Developers & Practitioners
Mapping carbon pollution globally with satellites
As we continue to explore climate solutions using machine learning in our People & Planet AI YouTube series, we have been blown away by an amazing project called Climate TRACE. It is a collaborative data sharing effort across 50+ organizations with the intention of helping the public (for free) to view where carbon pollution is emitted by country and even by industry, in a meaningful and visual way as a web app.
Soon it will feature where pollution arises at the source of a specific factory, an agricultural field, an animal farm, energy plant, etc; using satellite images and machine learning.
We interviewed Gavin McCormick, who is Executive Director at WattTime, which is one of the 10 main organizations leading this initiative. WattTime’s core mission has been to explore since its inception “how clean is the energy I use.” Gavin shared in our episode how historically it has been extremely challenging to accurately measure carbon emissions globally due to the lack of universal standards and enforcement. It has also been historically cost prohibitive for organizations to purchase equipment that helps track the source and quantity of their emissions. This is why Al Gore has also been a major advocate for the project, since this project is helping bridge emissions data across regions and sectors.

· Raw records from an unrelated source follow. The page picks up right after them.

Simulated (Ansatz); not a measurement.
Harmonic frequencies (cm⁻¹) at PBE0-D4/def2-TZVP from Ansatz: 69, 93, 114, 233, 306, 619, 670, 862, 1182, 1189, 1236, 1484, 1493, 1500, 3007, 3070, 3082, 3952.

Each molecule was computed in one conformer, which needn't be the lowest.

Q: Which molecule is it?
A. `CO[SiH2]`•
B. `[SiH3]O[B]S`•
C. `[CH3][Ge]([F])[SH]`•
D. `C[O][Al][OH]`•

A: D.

Presently all the compute processing that classifies the over 59 trillion bytes of data from close to 11,000 sensors, from over 300 satellites, is done on Google Cloud. Google.org both provided a grant to help fund the initiative, and staffed the project with many passionate volunteering Googlers in the fields of AI, UX, data analytics, etc.
Inspired from this effort, we dedicated this episode to helping developers build a geo-classification model (which is a model that classifies satellite images). Because the energy sector is one of top priority:
…we show you how to create a model that classifies satellite images of coal plants in our sample. It uses Google Earth Engine’s European satellite data from Sentinel 2, and via Cloud products, labels them if they are ON (emitting) or OFF (not emitting). The total cost for this project is around $1 (price breakdown below).
This is a high level view of the architecture.
We first need to understand inputs & outputs.
Our inputs are multispectral images of the entire planet that are taken every 10 days, since 2015 from Sentinel 2 (specifically Latitude: 83 degrees North to 56 degrees South). Bands are measurements from specific satellite instruments for different ranges of the electromagnetic spectrum. It’s similar to the 3 RGB (red, green, blue) channels for images.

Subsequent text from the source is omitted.